You need Adobe Reader 7.0 or later in order to read PDF files on this site.
If Adobe Reader is not installed on your computer, click the button below and go to the download site.

Letters

Vol. 6, No. 8, pp. 21–27, Aug. 2008. https://doi.org/10.53829/ntr200808le1

Global Standard for Wideband Speech Coding: ITU-T G.711.1 (G.711 wideband extension)

Shigeaki Sasaki^†, Takeshi Mori, Yusuke Hiwasaki,
and Hitoshi Ohmuro

Abstract

NTT has developed a scalable wideband speech coding method, whose core layer is ITU-T standard G.711, and has also acted as a leader of its standardization in ITU-T (International Telecommunication Union, Telecommunication Standardization Sector) since January 2007. As a result of the standardization activities, a new wideband speech coding method, proposed by NTT and four other organizations, was approved as ITU-T G.711.1 in March 2008. This article introduces the background and the process up to its approval and then describes the concepts, technical specifications, and quality evaluation of G.711.1.

†	NTT Cyber Space Laboratories Musashino-shi, 180-8585 Japan

1. Background

Along with the spread of broadband access networks based on optical fiber or ADSL (asymmetric digital subscriber line), IP-based telephony services using those networks, such as Hikari Denwa, are being used more and more in homes (IP: Internet protocol). In enterprises, many of the legacy private branch exchanges (PBXs) are also being replaced by IP-PBXs or VoIP (voice over IP) gateways installed in company intranets having a bandwidth of 100 Mbit/s or more. As a result, the speech communication services provided on IP networks are now becoming popular. The new generation of such services requires new speech coding algorithms designed with emphasis on factors such as wider audio frequency bandwidth, lower delay, and lower complexity rather than bitrate efficiency.

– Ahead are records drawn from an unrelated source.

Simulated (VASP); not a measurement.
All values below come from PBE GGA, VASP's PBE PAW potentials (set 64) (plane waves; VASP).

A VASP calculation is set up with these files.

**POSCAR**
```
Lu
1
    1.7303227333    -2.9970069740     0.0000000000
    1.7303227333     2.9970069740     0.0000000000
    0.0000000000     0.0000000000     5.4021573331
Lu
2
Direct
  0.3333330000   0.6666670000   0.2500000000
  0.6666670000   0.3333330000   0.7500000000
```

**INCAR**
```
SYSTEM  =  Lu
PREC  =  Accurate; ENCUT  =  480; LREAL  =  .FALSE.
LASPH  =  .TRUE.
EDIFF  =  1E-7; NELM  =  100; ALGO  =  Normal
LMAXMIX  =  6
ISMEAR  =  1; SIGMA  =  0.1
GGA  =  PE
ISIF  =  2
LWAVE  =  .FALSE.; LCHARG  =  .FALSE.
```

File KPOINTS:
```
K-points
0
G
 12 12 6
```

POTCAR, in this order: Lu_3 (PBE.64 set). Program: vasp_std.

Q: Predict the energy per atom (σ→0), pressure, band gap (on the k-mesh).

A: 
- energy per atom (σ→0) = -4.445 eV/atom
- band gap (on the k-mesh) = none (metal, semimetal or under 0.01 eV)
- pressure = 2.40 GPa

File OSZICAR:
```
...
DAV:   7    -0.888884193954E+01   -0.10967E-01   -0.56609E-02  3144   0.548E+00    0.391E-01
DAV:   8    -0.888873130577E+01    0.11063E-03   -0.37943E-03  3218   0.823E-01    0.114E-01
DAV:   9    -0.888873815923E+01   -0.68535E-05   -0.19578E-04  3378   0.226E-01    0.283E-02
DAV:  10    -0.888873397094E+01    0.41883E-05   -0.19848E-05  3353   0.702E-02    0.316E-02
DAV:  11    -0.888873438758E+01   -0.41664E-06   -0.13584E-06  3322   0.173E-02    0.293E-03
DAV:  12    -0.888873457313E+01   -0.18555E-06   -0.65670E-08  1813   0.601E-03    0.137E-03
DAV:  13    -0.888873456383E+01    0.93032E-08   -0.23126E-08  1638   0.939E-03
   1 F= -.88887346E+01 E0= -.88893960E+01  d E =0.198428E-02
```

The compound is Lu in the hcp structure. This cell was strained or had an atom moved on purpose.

Today, the majority of fixed-line digital telecommunication terminals and VoIP terminals using the real-time transport protocol (RTP) over IP networks are capable of handling ITU-T (International Telecommunication Union, Telecommunication Standardization Sector) Recommendation G.711^*1 [1]. NTT Cyber Space Laboratories (referred to as NTT Labs. below) focused on the fact that G.711 is the most widely used codec. In 2005, it developed a scalable wideband speech coding method^*2 called UEMCLIP (mu-law embedded coder for low-delay IP communication) [2], whose core codec is G.711. (The advantage of scalable coding is described in Section 3.) Since then, we have tried to promote wideband speech communication by implementing this codec in NTT's voice conference terminal MB-1000 and the high-quality IP telephones used in the NGN (Next Generation Network) field trial.

*1	G.711 is a speech coding method first standardized in ITU-T. The 8-kHz-sampled speech signal is encoded at 64 kbit/s using log-compressed pulse code modulation.
*2	Scalable speech coding makes the encoded bitstream structure layered so that output speech can be reproduced from even part of the bitstream.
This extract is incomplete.